Hey folks! Today we have a special treat: A guest post about frugality in banking. As you know, this sci-fi author is also a frugal living and FIRE (Financial Independence, Retire Early) advocate, so what Patty from Working Mother Life has written here is something I am grateful to share with readers! Feel free to check out more of her work here: Working Mother Life.
Everyone has to pay common banking fees at least once, but some people may end up paying these charges more often than others. These fees may be as small at times, but they often add up quickly and burn hard-earned cash for habitual infractions.
If you’re a frugal soul, then you’re probably a stark opponent of all banking fees. Luckily, there are plenty of ways to protect your wallet from those fees, and they all involve a bit of responsibility and forethought. Let’s dive into the most common personal banking fees and offer advice about how to avoid them. If you commit these to memory, you’ll have a better chance of keeping your money in savings instead of losing it to the banks.
In the modern personal banking scene, many banks charge monthly service fees on checking and savings accounts, but they can also be easy to avoid. There are plenty of banks out there that tout the lack of monthly fees on their bank accounts. Many of which can be researched online and found easily.
If you can’t switch banks or find one without any monthly fees, then you may be able to waive the monthly fee by making a certain number of transactions or maintaining a certain balance in the account. Many banks will forgive the fee if you can meet one of these stipulations. These conditions vary from bank to bank, but you can learn more by reading the terms and conditions as well as the fee breakdown provided by any bank.
Most banks have an out-of-network ATM fee that comes into play when using an ATM that isn’t owned by the bank. These can get expensive, but avoiding these fees is simple. Avoid out-of-network ATMs; most banks offer free ATM services on their branded ATMs. There are a few other ways to avoid them. Some banks offer refunds on ATM fees up to a certain limit per month, and many banks even offer unlimited reimbursement for these fees. Other banks offer an extended network of no-fee ATM machines that may not have the bank’s branding.
An overdraft occurs when drawing money from an account without sufficient funds available. This typically results in an overdraft fee, and many account holders are on the hook for the fee as well as the negative balance in their account.
In general, the best way to avoid overdraft fees is to keep a careful eye on the money in your bank account. If the overdrawing transaction does not occur, then there is no reason to exact an overdraft fee. Additionally, there are banks that do not have any overdraft fees because they just refuse any transaction that would lead to an overdraft.

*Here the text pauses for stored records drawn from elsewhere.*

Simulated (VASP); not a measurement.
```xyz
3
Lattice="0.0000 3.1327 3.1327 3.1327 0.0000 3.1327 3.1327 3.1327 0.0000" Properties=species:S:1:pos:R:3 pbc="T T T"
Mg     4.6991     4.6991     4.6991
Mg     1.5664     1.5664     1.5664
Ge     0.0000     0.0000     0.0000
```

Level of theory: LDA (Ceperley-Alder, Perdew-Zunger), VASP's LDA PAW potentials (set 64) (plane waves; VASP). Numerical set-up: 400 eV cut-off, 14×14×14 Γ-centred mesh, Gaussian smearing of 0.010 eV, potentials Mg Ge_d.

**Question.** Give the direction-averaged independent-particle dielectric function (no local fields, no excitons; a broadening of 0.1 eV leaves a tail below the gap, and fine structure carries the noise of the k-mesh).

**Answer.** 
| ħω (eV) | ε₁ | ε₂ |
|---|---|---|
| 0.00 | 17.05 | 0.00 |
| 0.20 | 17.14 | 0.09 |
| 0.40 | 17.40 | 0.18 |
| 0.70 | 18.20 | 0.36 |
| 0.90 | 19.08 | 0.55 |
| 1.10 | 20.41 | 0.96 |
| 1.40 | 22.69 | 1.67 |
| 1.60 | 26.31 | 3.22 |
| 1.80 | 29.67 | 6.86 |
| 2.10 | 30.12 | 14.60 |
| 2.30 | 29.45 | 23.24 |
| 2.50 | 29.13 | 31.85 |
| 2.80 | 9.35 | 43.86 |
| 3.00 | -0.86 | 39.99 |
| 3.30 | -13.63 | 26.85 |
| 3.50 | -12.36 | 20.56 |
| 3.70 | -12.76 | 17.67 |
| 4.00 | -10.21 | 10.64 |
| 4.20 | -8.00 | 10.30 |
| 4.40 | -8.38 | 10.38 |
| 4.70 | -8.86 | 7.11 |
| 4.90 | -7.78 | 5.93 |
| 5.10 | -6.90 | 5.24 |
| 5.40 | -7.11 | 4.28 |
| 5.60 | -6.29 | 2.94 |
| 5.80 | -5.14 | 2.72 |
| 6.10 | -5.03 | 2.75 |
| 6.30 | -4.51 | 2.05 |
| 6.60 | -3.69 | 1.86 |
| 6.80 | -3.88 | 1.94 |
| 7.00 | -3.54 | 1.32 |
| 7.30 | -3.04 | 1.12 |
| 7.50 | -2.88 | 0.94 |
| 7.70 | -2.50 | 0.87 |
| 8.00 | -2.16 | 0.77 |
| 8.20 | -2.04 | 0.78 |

Some banks offer overdraft protection, a system that involves linking another account to the current bank account as backup. If an overdraft occurs, then funds are withdrawn from the link account to cover the transaction. In essence, the consumer is funding the transaction with their own funds. While this can help avoid fees, some banks still charge a fee for the transaction and backup. While the fee could still be assessed, it is typically lower than a standard overdraft fee.
Minimum Balance Fees
Many accounts will charge a fee if the account balance goes beneath a certain minimum balance. There are plenty of banks that offer accounts without these fees or any minimum balance requirement. Consumers who want to avoid this fee altogether may want to consider banking with companies that do not charge this fee. In some cases, setting up direct deposit can waive this fee, but this varies from bank to bank.
Allowing money to settle without being used can sometimes incur an inactivity fee. Inactivity fees aren’t charged by many banks, so they are not hard to avoid. Each bank should address the inactivity fee in their bank account terms and conditions. If you bank with a company that implements this fee, setting up a recurring transaction, such as a monthly bill payment, to the account should be enough to avoid inactivity.
Bounced Check Fee
If you try to deposit a check that bounces, you’ll most likely be dealing with a bounced check fee. These fees are assessed to cover the processing expenses of the bank who ultimately does not receive any of the funds. These fees are hard to avoid when they are exacted, but proper check management and communication with the check writer should be enough to keep these fees to a minimum. However, it is still possible to find banks that do not charge this fee at all!
Foreign Transaction Fee
Many banks charge a foreign transaction fee. A foreign transaction fee is typically taken as a percentage of the purchase amount which is usually anywhere from 2 to 6 percent. The easiest way to avoid the foreign transaction fee is to stay in the country! That may not sound fun, so get this. In some cases, it’s possible to pre-clear foreign transactions by talking to the bank before going abroad. If it’s possible to pre-clear foreign transactions, the bank may offer a reduced fee or they could waive it completely. It doesn’t hurt to ask!
That wraps up the discussion of the most common personal banking fees and explanations about how to avoid them. Moving banks can solve a lot of fee-based problems, but even the most generous of banks have to make money somehow. In general, credit unions and online banks have fewer fees than the national or international banking giants, so they might be a good place to start looking to finish off most of the fees once and for all.